Explanation: I want to compile a regular expression pattern (or a string) into a regular expression object, which can be used for matching. So, the pattern that you want to find is github.com/cosmos/cosmos-sdk/x/auth/types (i.e., link). Therefore, complied into a regex object. This pattern can be be searched for in the soup object that was created. Does that make sense?

Conclusion

I hope I answered all of your questions on my code example. Remember, there are no dumb questions. I consider myself a student of Python because I am always learning, and I am glad I could help. I have a passion for web scrapping, so if you have any more questions or want me to look at some of your code, please feel free to ask.

1 Like

I respectfully disagree. Abiding by website’s rules for scraping is a matter of courtesy not legality.

Oracle vs Rimini Street (2018)

“Taking data using a method prohibited by the applicable terms of use” — i.e., scraping — when the taking itself generally is permitted, does not violate” the state computer crime laws.

LinkedIn v. HiQ Labs (2022)

Web scraping doesn’t qualify as accessing a protected computer without authorization.

Sandvig v Sessions (2020)

US District Court in Washington, DC, has ruled that violating a website’s terms of service isn’t a crime under the Computer Fraud and Abuse Act.

Criminalizing terms-of-service violations risks turning each website into its own criminal jurisdiction and each webmaster into his own legislature. Such an arrangement, wherein each website’s terms of service “is a law unto itself“, would raise serious problems.

Conclusion

Web scraping publicly available data is not illegal, period! It only becomes illegal when scraping non publicly available data. Additionally, using proxies or a vpn to hide or bypass geographical restrictions is not illegal either. Its honorable that you want to respect website’s policies for scraping; however, it’s not a requirement…

Best regards,

I never said anything about legality. I said, ‘Abide by a site’s data rules, period.’
And, it IS a requirement (not a suggestion) based on the site’s rules.
ie: read their documentation.

Abide by a site’s data rules, period.’ And, it IS a requirement (not a suggestion) based on the site’s rules.

No, it is not a requirement because you can scrap a website without regards to a sites data rules if that data is publicly available, and what you are doing is LEGAL!
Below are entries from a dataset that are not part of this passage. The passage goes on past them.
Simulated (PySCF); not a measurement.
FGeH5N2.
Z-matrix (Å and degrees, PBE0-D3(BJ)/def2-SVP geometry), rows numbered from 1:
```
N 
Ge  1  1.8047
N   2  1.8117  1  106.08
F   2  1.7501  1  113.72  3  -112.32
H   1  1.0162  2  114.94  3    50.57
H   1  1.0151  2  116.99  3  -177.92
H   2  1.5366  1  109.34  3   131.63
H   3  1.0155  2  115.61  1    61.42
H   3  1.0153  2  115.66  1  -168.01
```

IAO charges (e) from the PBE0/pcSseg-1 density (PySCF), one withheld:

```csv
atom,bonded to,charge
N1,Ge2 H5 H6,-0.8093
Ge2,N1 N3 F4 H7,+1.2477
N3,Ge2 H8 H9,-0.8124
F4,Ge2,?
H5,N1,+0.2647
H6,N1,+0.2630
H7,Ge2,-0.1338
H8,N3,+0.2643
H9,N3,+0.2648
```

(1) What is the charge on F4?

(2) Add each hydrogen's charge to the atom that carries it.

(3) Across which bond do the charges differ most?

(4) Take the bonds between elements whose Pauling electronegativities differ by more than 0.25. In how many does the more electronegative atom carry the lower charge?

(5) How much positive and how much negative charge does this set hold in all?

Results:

Again, web scrapping does not violate the state computer crime laws and violating terms of Service is not enforceable. Therefore, there is no sense in abiding by a site’s data rules, if those rules cannot be enforced; except for the sake of being courteous, which unfortunately, is not a requirement… Now, I’ll concede it maybe good practice to read a sites documentation on web scraping; however, it is not “required” to abide by those rules to scrape a site clean. The website may not like it, and try and block you, but that’s when you spoof user-agents, and use rotating proxies!! :smiling_imp:

Now I respect that you want to follow unenforceable rules set by websites, however, I disagree when you say it’s a “it IS a requirement (not a suggestion)” ~ because that’s an opinion, a misconception, and a matter of personal policy when it comes to web scraping.

Do you agree or disagree?

Best regards,

1 Like

everything you mentioned makes sense to me. thank you so much for taking the time to explain things! much appreciated

i do have just one more question. if I wanted to check if these links exist in multiple URLs, is the best way to do that by defining multiple IF statements? for ex the above script checks for existence of links in the URL (ibc-go/account.go at main · cosmos/ibc-go · GitHub)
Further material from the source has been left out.